We shoot the breeze about who’ll win the next election or footy match. Virtually none of it helps predict the future. But we’re driven on … as if somehow it will, and myriad decisions are predicated on specific views of the likely future.

Of course, skillful effort can improve economic foresight — if only a little. That’s why Treasury asked Warren Tease, veteran econocrat fresh from a lengthy mid-career in the private sector, and now principal adviser in Treasury, to report on its forecasting.

His report found Treasury’s econometric models were “rigorous, theoretically sound and fit history reasonably well” and suggested some minor improvements. But it was strangely oblivious to the new possibilities of the internet age — the prospect of using real-time data and the slew of new opportunities to crowdsource critique and further improvements.

Treasury was once a leader in open government, being the first treasury globally to release its budget under a Creative Commons licence. It has also released documentation behind several of its models. But here, as in so many other parts of the open government agenda, progress has stalled. Treasury pointedly declined to release its revenue-forecasting models more widely — even on receiving a request from the Parliamentary Budget Office in violation of the OECD principles it had recently participated in drafting.

Except in the rare cases where there are strong policy reasons against it, Treasury and other agencies should release their forecasting models, fully specified and ready to operate. How would we benefit from this? Let’s count the ways:

  1. The structure and parameterisation of those models would be up for auditing and critique;
  2. As with open-source production in Linux or on Wikipedia, some critics will develop and improve the models;
  3. To quote Australia’s 2010 freedom of information legislation, those models are a “national resource” that should be “managed for public purposes”;
  4. It’s fair (why should publicly funded assets not be available to the public or even its representatives?);
  5. It’s more efficient. While improving government agencies’ modelling and accountability, releasing the “national resource” of its models would then be available to others for their own forecasting or educational purposes; and
  6. After ignoring it for years, Australia now wants to join the international Open Government Partnership yet it has the millstone of its predecessor’s unfunding of the Australian Information Commissioner and without much to demonstrate that it’s serious.

Ultimately, as shadow treasurer Chris Bowen has argued, this process should be handed over to an independent body like the Parliamentary Budget Office as already occurs in the UK, which, on this, as in many other areas, has surged ahead of us on governance and innovation in the internet age.

The government’s official forecasters could also help promote our collective interest in better modelling and better economic education by awarding modest prizes for the most accurate modelling, best contributions to the modelling debate and the best contributions to the model. This wouldn’t just improve our forecasts (modestly), it would improve the whole intellectual environment in which they operate, not least by accelerating the rate at which we discover, motivate and make better use of the best talent.

The Tease report was also surprisingly silent about bringing forecasting into the age of big data. Half a paragraph of text and a single-line recommendation supported catching up to other central agencies like the Bank of England who’ve pioneered “nowcasting” — using specific modelling techniques and data to better estimate the starting point for forecasts while forecasters wait for official (often many month’s retrospective) data to be updated.

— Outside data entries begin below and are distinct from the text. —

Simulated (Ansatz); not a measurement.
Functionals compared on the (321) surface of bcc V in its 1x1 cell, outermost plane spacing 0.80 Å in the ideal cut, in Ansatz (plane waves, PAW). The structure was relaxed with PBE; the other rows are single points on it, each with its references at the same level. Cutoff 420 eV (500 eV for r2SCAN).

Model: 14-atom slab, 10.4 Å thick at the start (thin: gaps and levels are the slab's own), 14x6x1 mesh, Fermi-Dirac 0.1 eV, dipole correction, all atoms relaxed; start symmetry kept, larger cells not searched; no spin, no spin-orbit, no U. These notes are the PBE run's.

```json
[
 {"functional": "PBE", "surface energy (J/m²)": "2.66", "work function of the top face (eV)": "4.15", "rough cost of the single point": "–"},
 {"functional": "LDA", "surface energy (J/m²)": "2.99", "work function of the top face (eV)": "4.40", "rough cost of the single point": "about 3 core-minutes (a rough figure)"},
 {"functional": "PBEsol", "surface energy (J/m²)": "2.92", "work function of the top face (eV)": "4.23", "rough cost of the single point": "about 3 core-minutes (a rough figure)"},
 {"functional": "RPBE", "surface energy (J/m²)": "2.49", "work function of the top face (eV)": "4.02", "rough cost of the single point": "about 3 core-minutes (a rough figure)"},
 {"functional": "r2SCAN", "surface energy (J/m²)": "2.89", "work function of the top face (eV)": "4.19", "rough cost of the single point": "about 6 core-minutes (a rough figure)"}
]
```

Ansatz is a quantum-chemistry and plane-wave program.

By contrast, our own Reserve Bank mistimes its deliberations on its cash rate with exquisite precision, holding its board meetings the very day before the national accounts are released. To do so once a year would seem like a misfortune. To do so on every occasion it gets — year in, year out — suggests carelessness of an unusually dogged kind.

Tease made no mention of accessing the increasingly powerful real-time accounting data from large firms and the providers of online accounting like Xero and MYOB, by which we could nowcast much of the economy. It ought to enable the spotting of turning points several months sooner — which Lateral Economics has elsewhere suggested could be worth many billions to the economy in better-timed macro-economic decision-making. Certainly hedge funds are obsessed with accessing such data. How hard have we tried to get hold of some of that data — if necessary, in anonymised form? And how vigorously is the ABS trying to move towards more harvesting of real-time data to supplement and, where appropriate, displace its 20th-century model of surveys?

When he came to power our new Prime Minister told us he’d preside over a government that walked the talk of innovation. There could be no better way, and no better time for the government to show us just what that meant.

*This article was originally published at The Mandarin — sign up for a free membership

Postscript: At the time this article was originally published, the RBA published a review of its own forecasting by Adrian Pagan and David Wilcox. Without commenting on the nature of the forecasting advice, we note the report’s reference to the “case for a greater involvement with the wider economic community”, its reference to the optimally mistimed RBA board meetings and its call to “aggressively explore” the use of real-time big data to improve the accuracy and timeliness of the economic data used.